This year, lagging rice prices moved swiftly to catch up with other grain markets, fuelled largely by decisions by Vietnam, India and even China to clamp down on exports in order to keep prices low at home.
That rally also revived fears about the long-term supply outlook for Asia’s staple at a time when industrial development is encroaching on arable land, rising costs are straining farmers and volatile weather is threatening crops.
WEALTH EFFECT
The industrialization of Japan, South Korea and Taiwan highlights the scale of a trend that’s already underway.
Per capita rice consumption in China, the world’s top rice consumer and producer, fell by 10 percent between 2001 and 2007, according to data compiled by Kyushu University in Japan.

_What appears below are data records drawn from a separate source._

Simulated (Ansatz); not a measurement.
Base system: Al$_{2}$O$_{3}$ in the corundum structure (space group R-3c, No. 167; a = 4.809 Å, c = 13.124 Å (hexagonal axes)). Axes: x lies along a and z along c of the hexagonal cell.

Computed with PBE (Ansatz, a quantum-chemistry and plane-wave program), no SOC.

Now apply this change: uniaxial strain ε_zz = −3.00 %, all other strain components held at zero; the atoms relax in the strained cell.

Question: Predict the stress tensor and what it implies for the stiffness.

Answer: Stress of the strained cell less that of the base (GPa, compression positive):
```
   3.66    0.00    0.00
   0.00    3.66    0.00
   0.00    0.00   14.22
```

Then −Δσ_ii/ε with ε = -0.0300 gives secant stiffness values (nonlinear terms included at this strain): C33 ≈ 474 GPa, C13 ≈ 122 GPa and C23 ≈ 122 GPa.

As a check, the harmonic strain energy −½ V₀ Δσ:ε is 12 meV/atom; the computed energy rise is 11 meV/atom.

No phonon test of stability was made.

Even with the population rising, that cut total consumption to 127 million tons from 135.5 million, still almost one-third of the world’s total. All of that was grown in China.
In India, per capita rice consumption has already fallen by 7 percent over the past 10 years, and quickening development threatens to speed up the shift, industry officials say.
“People are spending more on eating out and we see consumption of pizza and burgers going up, which was not the case earlier. Restaurants are chock a block,” says Vijay Sethia, president of the All India Rice Exporters Association.
Both are still big rice eaters compared to Japan, whose per capita consumption has halved to 60 kg in the past four decades. In China that figure was 96.1 kg in 2007, and in India 81.1 kg. In Taiwan, consumption has tumbled to just 50 kg.
“Given Chinese and Taiwanese have similar diets, it’s possible consumption in China could also come down towards 50 kg,” said Shoichi Ito, a professor from Kyushu University.
With developing Asian nations China, India, Indonesia, the Philippines and Vietnam accounting for two-thirds of global rice consumption, there’s a lot of scope for demand to fall, offsetting growing demand from Africa and the Middle East.
PRODUCTION CONCERN
China and India now produce more rice than they consume thanks to the development of hybrid super-seeds after the 1960s and 1970s Green Revolution.
However, a drop in per capita consumption does not mean they can relax their effort on rice production, since they can’t always count on buying more abroad — global trade in rice accounts for only about 6 percent of consumption.
Water shortages, shrinking arable land, climate change and population growth still pose major challenges.
“In the long term, there are many potential crises for rice. Paddy fields are shrinking and yields have not improved much,” said Wang Huaqi at China Agricultural University.
Wang is working on dry land rice, also known as aerobic rice, which can grow on dry soil like wheat as China faces a serious water shortage due to industrialization and global warming.
Factories have claimed more rice paddies in the booming south, while the north, where farmland has been better preserved, has far less rainfall, Xu Xiaoqing, with the Development Research Center of the State Council, told state media.
“A key question for rice production in China is which is going to happen faster — the decrease in consumption of rice because of growing wealth or the decrease in rice production because of less water and less land,” says Duncan Macintosh, a spokesman for the International Rice Research Institute (IRRI).